- Low-Light-Level Optical Transistor Demonstrated
Scientists at Duke University in Durham, N.C., have demonstrated an optical switch capable of switching microwatt light beams employing beams on the order of nanowatts or hundreds of picowatts. Such devices are the optical analogues of electrical transistors and may be called optical transistors, the fundamental building blocks of future optical computers.
Because the devices demonstrated at Duke operate at such low light levels, they may eventually lead to single-photon switches in quantum-information networks. In the shorter term, they could dramatically affect the design and operation of optical telecommunications systems.

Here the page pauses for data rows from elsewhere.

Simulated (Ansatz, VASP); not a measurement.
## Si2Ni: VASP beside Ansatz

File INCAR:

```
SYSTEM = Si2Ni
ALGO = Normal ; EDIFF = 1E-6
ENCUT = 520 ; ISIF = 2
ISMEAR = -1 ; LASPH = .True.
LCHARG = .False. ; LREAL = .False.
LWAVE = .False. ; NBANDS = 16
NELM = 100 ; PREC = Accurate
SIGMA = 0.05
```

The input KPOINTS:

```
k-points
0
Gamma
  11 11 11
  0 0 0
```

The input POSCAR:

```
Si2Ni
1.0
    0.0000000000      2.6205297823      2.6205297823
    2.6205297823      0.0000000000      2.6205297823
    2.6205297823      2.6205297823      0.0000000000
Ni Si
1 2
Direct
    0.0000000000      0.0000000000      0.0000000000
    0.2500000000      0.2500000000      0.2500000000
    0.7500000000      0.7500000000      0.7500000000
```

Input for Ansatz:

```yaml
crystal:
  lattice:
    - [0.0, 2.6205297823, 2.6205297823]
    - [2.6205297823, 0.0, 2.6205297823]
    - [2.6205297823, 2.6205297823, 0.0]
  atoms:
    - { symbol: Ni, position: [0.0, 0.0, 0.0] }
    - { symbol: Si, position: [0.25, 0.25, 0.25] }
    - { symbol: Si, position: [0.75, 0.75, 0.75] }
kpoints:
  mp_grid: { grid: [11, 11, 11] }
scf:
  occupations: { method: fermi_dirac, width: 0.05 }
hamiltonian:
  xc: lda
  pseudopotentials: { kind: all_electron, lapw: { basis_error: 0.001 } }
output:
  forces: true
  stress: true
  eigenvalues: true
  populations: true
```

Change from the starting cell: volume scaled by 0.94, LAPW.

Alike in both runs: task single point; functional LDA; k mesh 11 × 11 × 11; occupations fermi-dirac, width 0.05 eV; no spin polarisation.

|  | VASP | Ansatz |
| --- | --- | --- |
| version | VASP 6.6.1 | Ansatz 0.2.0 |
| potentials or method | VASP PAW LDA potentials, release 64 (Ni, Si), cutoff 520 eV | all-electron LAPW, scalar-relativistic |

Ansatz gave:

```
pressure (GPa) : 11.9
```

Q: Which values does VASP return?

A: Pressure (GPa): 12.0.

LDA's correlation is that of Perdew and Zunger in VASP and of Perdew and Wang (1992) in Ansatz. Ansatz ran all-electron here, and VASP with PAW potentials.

Figure 1. Two counterpropagating laser beams (shown in red) interact through a nonlinear instability in warm rubidium vapor to generate a cone of new light (shown in blue). This cone would appear as a circle (red) on a screen perpendicular to the original beams (A). Two perfectly aligned counterpropagating beams produce a circular pattern (B). If the two beams are slightly misaligned, the cone breaks up into six beams (C). If the power in the counterpropagating, slightly misaligned beams is reduced to near-threshold level for the effect, only two beams are visible (D). Images ©2005 AAAS.
In the optical transistors, two counterpropagating laser beams, both linearly polarized in the same orientation, pass through warm rubidium-87 vapor. Normally, the beams would not interact, but strong nonlinear coupling between the beams and the rubidium atoms results in "mirrorless parametric self-oscillation," an instability that results in new, orthogonally polarized light generated in a cone around the two beams (Figure 1A). The effect is enhanced by a resonance with the 780-nm transition in 87Rb. So long as the counterpropagating beams are perfectly symmetric, the cone of new light is symmetric (Figure 1B). However, a slight misalignment causes the cone to break into distinct beams (Figure 1C). If the power in the counterpropagating beams is reduced, only two of the beams remain visible (Figure 1D).
Figure 2. A weak switching beam (shown in yellow) rotates the two beams by 60°.
Optical switching is effected starting from the condition when only two beams of the offset light are present (Figure 2A). A very weak beam switches the beams to an orientation rotated 60° from their original position (Figure 2B). In the experiment, the power in the two offset beams totaled 1.5 µW, and the switching beam contained only 2.5 nW. The switched power thus was 600 times the switching power. The situation is depicted graphically in Figures 3A and 3B.
Figure 3. A switching beam of 2.5 nW rotates the two offset beams (A), containing a total of 1.5 µW, by 60° (B). A much smaller switching power, 230 pW, rotates half the power in the original offset beams to the new locations (C).
Partial switching can be achieved with a much lower power switching beam (Figure 3C). In that case, a switching beam of only 230 pW switches half the power from the original two beams into the rotated two beams. The switched power is more than 3000 times the switching power, and the switching is accomplished with only ~2700 photons.
Figure 4. The time for complete switching was 4 µs (A). For partial switching, the switching speed was 3 µs (B).
The researchers measured the switching speed of their experimental setup by observing the signal from a photodetector placed in the location of one of the switched beams (Figures 4A and 4B). The speeds were 4 µs for complete switching and 3 µs for partial switching.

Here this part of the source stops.